This is only one of the many historical difficulties about the brothers’ legend. The breviary of St Pius V gives the story only a single lesson, which states that they were threatened with both promises and tortures in order to get them to renounce Christ, and when they would not do so, were executed in various ways as their mother exhorted them to bear their sufferings. Januarius was beaten with lead weights, Felix and Philip with clubs, while Silvanus (whose name is given as “Silanus” in the oldest sources) was thrown off a cliff, and the last three, Alexander, Vitalis and Martial, beheaded. Felicity was then killed four months later. This summary agrees with all the traditional versions of their legend.
However, in the Roman world, beheading was the form of capital punishment reserved for citizens, while more painful forms were used for non-citizens. It is very improbable that only three of seven brothers of one family would be citizens, which makes it difficult to explain why only three of them were killed this way.
The central section of the predella of the panel shown above, in which the prefect Publius condemns Felicity and her sons to death. Notice how someone has expressed their detestation of their cruelty by hacking out the face of both the prefect and his soldiers. (This is not a rare phenomenon. Image from Wikimedia Commons by Sailko, CC BY 3.0)
The Leonine Sacramentary and other ancient sources note that each group of them was buried in a different Christian cemetery, Januarius in that of Praetextatus on the Appian way, Felix and Philip in that of Priscilla, Silvanus in that of Maximus, near his mother, and the last three in the cemetery of the Jordani. This also poses an historical problem. The Romans almost never interfered with the right of even the worst criminals to a decent burial according to custom, and it was generally considered very important for the members of a family to be buried together as much as possible, all the more so among the Christians. Even granting that there could have been a good reason for Januarius to be buried on the opposite side of Rome from the rest of his family, the other three cemeteries are less than a mile apart from each other on the via Salaria. Such a separation of the family in death to four different places, when at least seven of them could easily have been laid to rest in the same place, is also very unlikely.
The very oldest list of Roman martyrs, the Depositio Martyrum, ca. 336 AD, names all seven on July 10, but does not in any way suggest that they were brothers, and makes no mention of their mother. The same is true of the title of their feast in the Leonine Sacramentary, and six of its seven Masses for them. For these reasons, it is now generally accepted that although they were all martyrs who died on the same day, they were not related to each other or to the martyr Felicity. The association of them as a family would therefore have arisen from Silvanus’ proximity to Felicity in their place of burial, and the fact that he shares the date of his death with the others.

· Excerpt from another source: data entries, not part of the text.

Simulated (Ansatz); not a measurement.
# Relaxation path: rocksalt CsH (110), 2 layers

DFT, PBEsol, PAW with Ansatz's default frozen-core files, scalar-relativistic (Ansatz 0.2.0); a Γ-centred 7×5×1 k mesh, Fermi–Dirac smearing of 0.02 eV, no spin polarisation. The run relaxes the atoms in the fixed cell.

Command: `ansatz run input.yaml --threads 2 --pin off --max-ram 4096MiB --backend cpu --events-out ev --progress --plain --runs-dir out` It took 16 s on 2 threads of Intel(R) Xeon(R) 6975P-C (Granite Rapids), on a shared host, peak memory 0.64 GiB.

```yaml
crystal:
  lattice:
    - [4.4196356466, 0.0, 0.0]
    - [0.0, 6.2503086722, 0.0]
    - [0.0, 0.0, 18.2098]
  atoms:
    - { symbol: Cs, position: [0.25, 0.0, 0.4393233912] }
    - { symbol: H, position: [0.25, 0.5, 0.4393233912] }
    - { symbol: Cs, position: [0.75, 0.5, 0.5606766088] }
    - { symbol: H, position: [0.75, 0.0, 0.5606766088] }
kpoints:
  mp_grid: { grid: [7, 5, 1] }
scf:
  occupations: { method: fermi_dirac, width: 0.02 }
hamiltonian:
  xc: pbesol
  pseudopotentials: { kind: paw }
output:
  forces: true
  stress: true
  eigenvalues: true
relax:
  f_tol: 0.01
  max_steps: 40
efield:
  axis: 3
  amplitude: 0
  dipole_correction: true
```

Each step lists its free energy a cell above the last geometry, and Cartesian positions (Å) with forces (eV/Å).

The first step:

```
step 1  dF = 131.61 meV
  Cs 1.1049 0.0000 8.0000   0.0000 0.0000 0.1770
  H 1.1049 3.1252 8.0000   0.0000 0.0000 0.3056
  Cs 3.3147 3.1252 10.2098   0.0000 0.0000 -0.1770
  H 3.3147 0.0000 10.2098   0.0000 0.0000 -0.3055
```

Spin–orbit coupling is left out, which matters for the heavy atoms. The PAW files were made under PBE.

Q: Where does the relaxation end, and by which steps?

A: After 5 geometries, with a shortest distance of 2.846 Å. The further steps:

A watercolor copy of a fresco in the catacomb of Priscilla, ca. 190 AD, with the Madonna and Child, and a prophet (either Isaiah or Balaam) pointing to a star over her head. It is believed by some scholars that the tomb over which this was painted was that of the martyrs Felix and Philip. (Public domain image from Wikimedia Commons.)
Such skepticism about the traditional story is not modern. The pre-Tridentine Roman breviary accepts the tradition that they were all brothers, but has only one very brief lesson about their martyrdom, almost identical to that in St Pius V’s revision. The other lessons are all taken from a sermon which St Augustine preached on the very ancient feast of the Maccabees. And indeed, many hagiographical scholars believe that the accounts of their passion which make them brothers are modeled on the story told in 2 Maccabees 6 and 7, in which seven brothers are martyred in a variety of ways as their mother exhorts them to remain faithful to God despite their torments, and dies herself after all her sons, “not losing them”, as Augustine says, “but sending them forth.”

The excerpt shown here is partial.